The photos at Rock's are an inadvertent demonstration of how the club-race and autocross ecosystems are collapsing. Not in terms of participation, although the numbers have gone up and down over the years and there was a particularly rough patch between 2008 and 2012, but in terms of automotive diversity.

If you look at SCCA races of the '70s and '80s, you'll see an astounding range of cars. British two-seaters. German sedans. Japanese copies of German sedans. Corvettes, Porsches, Mustangs, Camaros. Pintos, Vegas, Gremlins, Chevettes. SCCA Showroom Stock and junior-pro classes like the Kelly American Challenge put everything from Dodge Aspens to Buick Somerset Regals on the track. As we approached the turn of the millennium, it got even broader. Toyota MR2s. Civics, Corollas, Cavaliers. Tube-frame Tercels from the GT3 class. Apparently there was some madman out there racing a Chevy Citation, too.

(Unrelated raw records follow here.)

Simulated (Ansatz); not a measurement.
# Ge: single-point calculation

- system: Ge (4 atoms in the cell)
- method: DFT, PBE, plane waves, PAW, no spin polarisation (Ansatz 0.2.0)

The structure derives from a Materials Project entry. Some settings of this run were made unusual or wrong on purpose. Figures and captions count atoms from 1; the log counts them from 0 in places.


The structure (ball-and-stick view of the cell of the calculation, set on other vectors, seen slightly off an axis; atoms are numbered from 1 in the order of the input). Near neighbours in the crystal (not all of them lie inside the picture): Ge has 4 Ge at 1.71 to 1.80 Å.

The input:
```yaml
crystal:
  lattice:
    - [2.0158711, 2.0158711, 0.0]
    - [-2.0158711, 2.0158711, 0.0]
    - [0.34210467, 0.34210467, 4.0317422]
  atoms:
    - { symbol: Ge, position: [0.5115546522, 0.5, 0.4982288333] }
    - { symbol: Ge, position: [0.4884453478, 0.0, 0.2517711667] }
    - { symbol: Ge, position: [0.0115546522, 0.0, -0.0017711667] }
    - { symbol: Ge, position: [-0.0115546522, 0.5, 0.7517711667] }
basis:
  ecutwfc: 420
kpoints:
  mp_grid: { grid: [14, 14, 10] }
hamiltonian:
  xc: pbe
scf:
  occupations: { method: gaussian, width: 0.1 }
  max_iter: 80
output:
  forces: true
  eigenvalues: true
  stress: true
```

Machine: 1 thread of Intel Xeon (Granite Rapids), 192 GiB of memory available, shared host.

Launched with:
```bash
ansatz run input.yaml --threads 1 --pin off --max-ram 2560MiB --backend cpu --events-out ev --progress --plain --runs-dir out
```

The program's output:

Ah, but things are changing. My local NASA and SCCA races still have a few of the oddball old cars—my Neon now qualifies as one, since it's approaching its 25th birthday—but the vast majority of the new builds fall into just a few categories. Miatas, Hondas, German sports cars, and "American Iron" in the form of Mustangs and Camaros. And that's about it.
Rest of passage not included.